ESA takes first step to a new era in environmental monitoring
The gestation period was ten years, and the preparations were intense. Now the waiting is nearly over, and the European Space Agency's ambitious new Earth-observing satellite Envisat is en route for Kourou in French Guiana where engineers will prepare the satellite for its launch this autumn.
The journey began at 10.15 CET on Monday when the 2-billion Euro satellite and its police escort left the European Space Research and Technology Centre (ESTEC) in Noordwijk, The Netherlands for Amsterdam's International Airport. Here Envisat was loaded on to an Antonov 124, the only transport aircraft large enough. Two 747s and the transport ship Toucan are additionally carrying nearly 400 tonnes of testing and support equipment to the launch site.
The satellite is pivotal in ESA's strategy for Earth observation. From its vantage point of an 800-kilometre-high orbit over the Earth's poles, the satellite will, for the next five years, monitor environmentally crucial processes as diverse as changes in ocean circulation, the ice caps, land use and atmospheric pollution.
Its instruments are either new developments or major improvements of those that flew on ERS-1 and -2, the Agency's groundbreaking Earth observation satellites of the 1990s. Besides contributing to a broad range of science and application, Envisat's multiple instruments will play a crucial part in helping to implement an initiative on global monitoring for the environment and security proposed last year by ESA, the European Commission and the French Space Agency.
Envisat's roots
Envisat has its roots in a time in the late 1980s when the philosophy within space agencies around the world was to develop large multi-purpose missions. At the time satellite and launcher technology were less sophisticated and flexible than they are today, economies of scale underpinned much thinking about technological development in general and the thinking was that a broad range of applications were needed to justify any space project.
Since then space technology has moved on, and there is increasing emphasis worldwide on small, flexible missions that can be developed quickly and cheaply. "Certainly Envisat's size and multiple missions make it risky, and we are now moving to a new logic and era that will see the launch of small satellites with specific missions," says Claudio Mastracci, ESA's director of space applications, "but Envisat is a miracle of engineering and it will provide invaluable data for environmental monitoring."

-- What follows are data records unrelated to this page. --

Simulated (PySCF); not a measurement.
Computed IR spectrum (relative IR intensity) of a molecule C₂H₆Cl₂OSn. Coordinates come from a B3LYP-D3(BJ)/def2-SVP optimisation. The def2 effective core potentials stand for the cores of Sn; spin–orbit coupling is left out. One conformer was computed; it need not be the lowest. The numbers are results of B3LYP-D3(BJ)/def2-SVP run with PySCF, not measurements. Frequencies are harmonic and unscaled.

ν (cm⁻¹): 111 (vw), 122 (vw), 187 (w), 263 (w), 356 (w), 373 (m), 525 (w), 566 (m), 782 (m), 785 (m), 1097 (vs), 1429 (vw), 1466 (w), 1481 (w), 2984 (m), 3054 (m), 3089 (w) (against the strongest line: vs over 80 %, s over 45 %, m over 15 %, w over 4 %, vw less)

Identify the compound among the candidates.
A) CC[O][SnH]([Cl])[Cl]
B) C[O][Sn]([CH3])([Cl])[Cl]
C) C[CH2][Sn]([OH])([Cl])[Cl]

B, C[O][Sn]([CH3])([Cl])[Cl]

One of the satellite's strengths, he argues, is that it could provide data for 7 to 10 years (design life is five years, but both ERS-1 and ERS-2 have significantly exceeded their design life), which would allow continuity of observation over slowly changing environmental phenomenon.
Testing time
For the moment, though, it is not Earth-observing strategy that is at the forefront of the minds of the Envisat team, but the welfare of the satellite that has captured their professional attention for the past decade. Earlier this year, the satellite was fully assembled to permit a final test of every instrument, antenna, microprocessor and line of software.
Vibration testing exposed the satellite to forces equivalent to those from an earthquake of 7.5 on the Richter scale, and acoustic tests battered the satellite with the volume of 156 rock concerts. For a month, the satellite sat in massive chamber from which all the air was sucked, exposing the spacecraft to the hard vacuum and extreme temperatures of space. During that time, software engineers tested the thousands of lines of code that will control the satellite's operations and instruments.
In separate radio frequency tests, all the antennas were operated simultaneously to ensure their transmission patterns did not overlap in unforeseen ways. Each instrument was switched on to check that its electromagnetic field did not impinge on the operation of nearby microprocessors.
Mission controllers at the European Space Operations Centre in Darmstadt, Germany established telephone links to the satellite in ESTEC and practised controlling the satellite and its instruments. And at the European Space Research Institute (ESRIN) in Frascati, Italy staff are preparing for the deluge of data - a minimum of one CD-Rom per minute ... every minute!
Every test indication was that Envisat will withstand the rigours of its launch aboard an Ariane-5 rocket and is ready for its task in orbit.
With the testing complete, engineers disassembled Envisat into two sections small enough for shipping. After arrival in Kourou in the early hours of 16 May, it will be allowed to sit for a day so that the air temperature inside the shipping cases equalises with that in French Guiana. Then engineers will open the cases to begin assembly of the satellite, make final tests and integrate Envisat with the Ariane-5 for launch. The coming months will see the culmination of 10 arduous years of complex engineering, and then Envisat will be ready to begin its task. "I am," says Mastracci, "very proud of the teams at ESTEC and ESRIN and of the scientists and industrialists around the Agency's Member States [Canada is an associate member] who have worked on Envisat and are preparing to exploit its data."